In the exercises section, we imported the promotions data set and now we need to join this to the main data set to see how much (if any) discount to apply to the retail price of the product sold for a given purchase. The problem we have here is that not all products were purchased as part of a promotion and if we perform an inner join between the main data set and the promotions data then we will only get records that were included in a promotion. In this case we want to perform an outer join so that we get all the records from the main data set and we get information from the promotions data about the products that were ordered in a promotion and the discount rate to apply.
Alteryx doesn’t actually come with an obvious out of the box outer join tool but we can build one using the Join tool in combination with the union tool. In our case we are going to use a left outer tool with the main dataset being the left input and promotions data being the right. Let’s do this now.
Drag a Join Tool onto the workspace and connect “J” output from our previous Join tool to the “L” input of our new Join tool and connect the output of Data Cleansing tool from the promotions data stream to the “R” input of the Join tool.
Go into the Join tools configuration window and set the tool to join on the “PromoID” field from both inputs.

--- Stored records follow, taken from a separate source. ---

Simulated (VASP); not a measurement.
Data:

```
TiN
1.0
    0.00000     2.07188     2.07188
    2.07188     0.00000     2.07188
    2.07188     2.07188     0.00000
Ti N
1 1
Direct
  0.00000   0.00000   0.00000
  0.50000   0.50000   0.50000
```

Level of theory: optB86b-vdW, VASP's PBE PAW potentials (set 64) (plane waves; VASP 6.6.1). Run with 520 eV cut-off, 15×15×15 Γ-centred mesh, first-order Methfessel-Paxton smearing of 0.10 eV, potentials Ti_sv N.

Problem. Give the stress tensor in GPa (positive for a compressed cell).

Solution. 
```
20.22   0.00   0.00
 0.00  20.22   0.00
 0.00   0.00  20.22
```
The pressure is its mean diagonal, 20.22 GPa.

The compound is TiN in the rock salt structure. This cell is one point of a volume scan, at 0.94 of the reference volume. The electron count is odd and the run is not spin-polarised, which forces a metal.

If you look down the field names in the Join tool you will see the “PromoID” field from the right input has been renamed “Right_PromoID” and is a duplicate field that we can de-select. Drag a Select Tool from the tool pallet and connect the “J” output of the second Join Tool then de-select the “Right PromoID” field.
Next drag a Union Tool from the Join section of the tool pallet onto the workspace. Connect first the output of the Select Tool to the input of the Union Tool and the also connect the “L” output of the second Join Tool to the same input of the Union Tool (the union tool allows multiple connections to it’s input).
Connect a Browse tool to the Union tool output and run to explore the results. What you should see now is the “Discount” field added to the main dataset. The field contains Null values for products not ordered as part of a promotion and a discount rate of either 0.2 or 0.3 for those products that were.
As we know, when the “Discount” field is NULL it means that the product wasn’t purchased as part of a promotion and the discount is zero so let’s use the Data Cleansing Tool to replace all NULLs with zeros. Drag a Data Cleansing Tool onto the workspace and connect the input to the output of the Union Tool.
Set the configuration as below to replace all NULLs with a 0 in the “Discount” field.
Finally let’s run the workflow. Looking at the output we can see that any NULL values have been with replaced with 0 as expected.
This is how we create left outer joins in Alteryx and we can use similar logic to create right outer joins and full outer joins.